The lone streetcar that ambles back-and-forth across the High-Level Bridge is more like part of Edmonton’s backdrop than something you do. You’ve seen it, and there are always people on it, but nobody you know has ever suggested taking a ride, and you only have a vague idea of where it even stops.
The tragedy of the streetcar is that it is probably one of the coolest things in the city. The ride itself is worth it, first of all, because it’s ridiculously cheap, the cars are fascinating, and you get the best possible view of the river valley from on top of the High-Level Bridge. But, if taking a scenic trip on a tiny road train for only $7 both ways doesn’t sound good enough, there’s more to it. The southern terminal — right beside the Old Strathcona Farmer’s Market — also functions as the Strathcona Streetcar Barn and Museum. Here, you can learn all about the time when Edmonton’s streetcars were not something you took a picture of once and maybe rode on if you had bored kids and a free afternoon, but were the foremost method of public transportation. The Edmonton Radial Railway Society (ERRS) which operates the museum and the High-Level Streetcar has compiled photographs, documents, and artifacts detailing this system and its integral role in the development of the city. There are tons of interesting stuff to learn about and make you regret the proliferation of the personal car, like the existence of the “bookmobile,” that acted as a mobile branch of the Edmonton Public Library.
The ERRS has delayed the start of the season until further notice but still plans on opening at some point this summer to be announced on its website. It runs at 40-minute intervals from 9 a.m. to 3:40 p.m. The museum is open 10 a.m. to 2 p.m on Saturdays only and is free to get in, though the ERRS accepts donations.

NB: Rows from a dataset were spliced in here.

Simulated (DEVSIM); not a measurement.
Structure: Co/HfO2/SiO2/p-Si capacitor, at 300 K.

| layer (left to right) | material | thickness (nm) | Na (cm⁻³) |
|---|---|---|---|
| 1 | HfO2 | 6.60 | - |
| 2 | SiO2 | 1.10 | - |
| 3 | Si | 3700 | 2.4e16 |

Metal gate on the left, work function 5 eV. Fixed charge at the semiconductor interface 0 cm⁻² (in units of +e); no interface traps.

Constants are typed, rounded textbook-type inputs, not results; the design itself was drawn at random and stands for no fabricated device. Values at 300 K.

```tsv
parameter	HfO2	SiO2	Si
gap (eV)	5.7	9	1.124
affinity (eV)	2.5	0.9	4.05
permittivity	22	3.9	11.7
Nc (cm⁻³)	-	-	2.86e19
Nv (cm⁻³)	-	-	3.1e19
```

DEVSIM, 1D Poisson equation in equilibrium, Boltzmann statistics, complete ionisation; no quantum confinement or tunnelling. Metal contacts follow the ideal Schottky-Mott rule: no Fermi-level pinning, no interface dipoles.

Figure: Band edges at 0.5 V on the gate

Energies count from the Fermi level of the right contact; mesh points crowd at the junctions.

If there is anything to admire in Edmonton, it’s the largest urban park space in Canada that runs through the middle of it. The centrepiece of — and reason for, geomorphologically speaking — this park is the North Saskatchewan River of course, but you don’t really get to experience the river itself in the same way you do all the trails and recreational parks that line it. While getting out on the water in a canoe or kayak might seem like things you have to be out in the wilderness to do, there are a few places in town that will get you everything you need to go on a paddling trip inside the city and be home in time for dinner. Edmonton Canoe, for example, starts its season in June and can provide you a boat, safety gear, and a shuttle to and from the river for $120. Its itinerary starts off at Sir Wilfrid Laurier Park and ends at Dawson Park — about three hours on the water.
My suggestion is to leave the eight- to 10-person kayak tours to the corporate team-building activities you’re mandated to have fun at, and grab a small canoe for you and a friend, or solo kayaks. It’s way more fun when you can go at your own pace.
Historic Festival and Doors Open
From July 5 to July 12, the Edmonton and District Historical Society will be putting on their 24th annual celebration of Edmonton’s heritage that includes horse-drawn carriage rides, educational speakers, and live music. The main attraction is the guided tours of historic sights and buildings. The theme of this year’s festival is “transformation,” which entails examining the ways changes in technology and culture, immigration, and boom and bust cycles of the economy have affected Edmonton’s development over the decades.
It’s free to get into the Historic Festival, but there will be ticketed events, so have some cash on hand and check the society’s website closer to the date for a festival guide.
As of now, the festival is on, though a public statement from president Tim O’Grady posted on its website says it “may need to reconsider these plans as the situation evolves,” so check-in before you go for date changes or cancellations.
Grain elevator museums
You can be forgiven for thinking the “grain elevator museum” is the most boring possible combination of words in the English language. However, these actually make for fascinating tours if you’re looking to do something a little out of the ordinary, especially if you are at all interested in giant pieces of heavy machinery like me.
There are two major ones in the greater Edmonton area. St. Albert Grain Elevator Park is an open-air museum — which is a nice way of describing a wood fence enclosure in the middle of a field — on the southwestern edge of St. Albert that comprises two-grain elevators built in 1906 and 1929 respectively, and a reconstructed train station. Its season is from Victoria Day to Labour Day, it’s open 10 a.m. to 5 p.m. Wednesday through Friday, and it’s free to get in, though the non-profit that runs it accepts donations. The Spruce Grove Grain Elevator Museum is a bit farther away and only has one-grain elevator, so only go here if you’re completely burned out on St. Albert’s grain elevators because you’ve been to see them so many times. It’s also free to get in and is open from 9 a.m. to 3 p.m., May 1 to Sept. 30.